" IS ALL OVER "
But
I will always remember :)
ArCH + PhOtOgRaPh + Life
Is been a stressful month that i had been through in 2010/12...........is not as hard as those people who has family and fighting to survive in this reality world (salute to those people). Finally is getting to the end of my study, working temporally to gain some experiences, till now still manage to cope with the stress sometime.
I have been thinking lately about SHE, suddenly i feel that i doesn't know SHE that much, i feel so far from SHE. I can't even understand her circumstances or i am just too stubborn on my own principle? Is a shame that i can't even do a little surprise for her nowadays. what the fxxk wrong with me, have i change? Although i don't want to admit it but i guess i do but i really want SHE to know that i still love her as i always do. Well action always speak louder and i am lack of that now............
Sometime when i advise SHE like how a parent do, i always think is that right or wrong? Most of the time is not something that she will love to listen but i just want to tell her, maybe i shouldn't? I always a good listener to all my friends and always able to control the situation when come to console my friends but i always fail to do so in front of SHE. Speechless...........
How i suppose to manage my relationship now? clueless to be honest, i want to maintain but i not too sure either me or SHE can handle it. I don't want it to be a bad ending if anything happen to our relationship. If i could give SHE anything that i capable to do, i would! i swear i would.........
Will this come to an end, i really don't know............i feel tired now but i am not giving up, I AM NOT! I just need time, that's all.

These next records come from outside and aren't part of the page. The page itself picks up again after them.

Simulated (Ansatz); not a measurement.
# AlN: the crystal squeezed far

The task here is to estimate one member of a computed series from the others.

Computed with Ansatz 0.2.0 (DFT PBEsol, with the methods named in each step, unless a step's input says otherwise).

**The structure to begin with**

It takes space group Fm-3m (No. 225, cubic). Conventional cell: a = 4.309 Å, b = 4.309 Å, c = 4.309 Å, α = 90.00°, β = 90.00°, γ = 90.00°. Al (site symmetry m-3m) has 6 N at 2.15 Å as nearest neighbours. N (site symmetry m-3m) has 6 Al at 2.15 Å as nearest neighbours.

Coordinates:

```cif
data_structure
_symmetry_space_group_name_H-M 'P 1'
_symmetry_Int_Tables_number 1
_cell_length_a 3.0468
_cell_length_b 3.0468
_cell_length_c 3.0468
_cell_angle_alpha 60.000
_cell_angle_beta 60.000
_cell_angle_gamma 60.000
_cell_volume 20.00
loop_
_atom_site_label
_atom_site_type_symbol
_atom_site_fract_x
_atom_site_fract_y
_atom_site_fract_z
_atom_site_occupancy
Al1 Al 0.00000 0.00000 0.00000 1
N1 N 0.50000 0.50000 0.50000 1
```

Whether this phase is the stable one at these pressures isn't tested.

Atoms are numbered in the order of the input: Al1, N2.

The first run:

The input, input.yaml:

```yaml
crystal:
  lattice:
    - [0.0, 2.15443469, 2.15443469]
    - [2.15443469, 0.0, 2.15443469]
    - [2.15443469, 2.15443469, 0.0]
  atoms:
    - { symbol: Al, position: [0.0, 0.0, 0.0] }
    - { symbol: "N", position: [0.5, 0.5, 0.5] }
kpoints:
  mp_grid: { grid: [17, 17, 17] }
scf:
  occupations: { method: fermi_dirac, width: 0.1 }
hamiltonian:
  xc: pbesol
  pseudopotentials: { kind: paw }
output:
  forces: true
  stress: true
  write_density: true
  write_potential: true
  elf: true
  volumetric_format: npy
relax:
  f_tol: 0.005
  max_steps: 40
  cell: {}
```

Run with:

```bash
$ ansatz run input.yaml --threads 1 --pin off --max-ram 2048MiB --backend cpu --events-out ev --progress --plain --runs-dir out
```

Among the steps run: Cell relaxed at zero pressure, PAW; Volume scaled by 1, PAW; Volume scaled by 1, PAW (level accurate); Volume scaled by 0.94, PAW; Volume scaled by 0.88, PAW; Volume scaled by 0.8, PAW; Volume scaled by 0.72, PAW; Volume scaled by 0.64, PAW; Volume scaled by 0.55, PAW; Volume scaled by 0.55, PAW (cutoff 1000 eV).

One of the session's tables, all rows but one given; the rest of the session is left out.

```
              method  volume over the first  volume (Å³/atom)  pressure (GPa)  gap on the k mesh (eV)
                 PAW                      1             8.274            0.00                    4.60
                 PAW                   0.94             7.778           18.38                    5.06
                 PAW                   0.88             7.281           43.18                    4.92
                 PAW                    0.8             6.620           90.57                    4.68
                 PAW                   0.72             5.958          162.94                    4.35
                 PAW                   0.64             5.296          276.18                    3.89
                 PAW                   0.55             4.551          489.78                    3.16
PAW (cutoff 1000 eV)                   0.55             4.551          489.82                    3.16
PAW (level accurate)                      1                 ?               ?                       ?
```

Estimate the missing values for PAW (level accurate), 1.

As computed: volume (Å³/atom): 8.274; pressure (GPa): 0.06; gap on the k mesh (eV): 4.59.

I can't sleep well this few nights after talk to SHE, look at her crying really make me feel so weak & heartbreaking. I only can communicate with her through typing...............
I really feel like a weakling now, can't do any sxxt that i use to be so good and proud at. I want to apologize to SHE if anything that i disappointed her. Please forgive me and correct me. Lead me to do the right thing that i should do, I'm willing to learn.
Just want you to know that, although i have slight changes but i am still the one that you know from last time.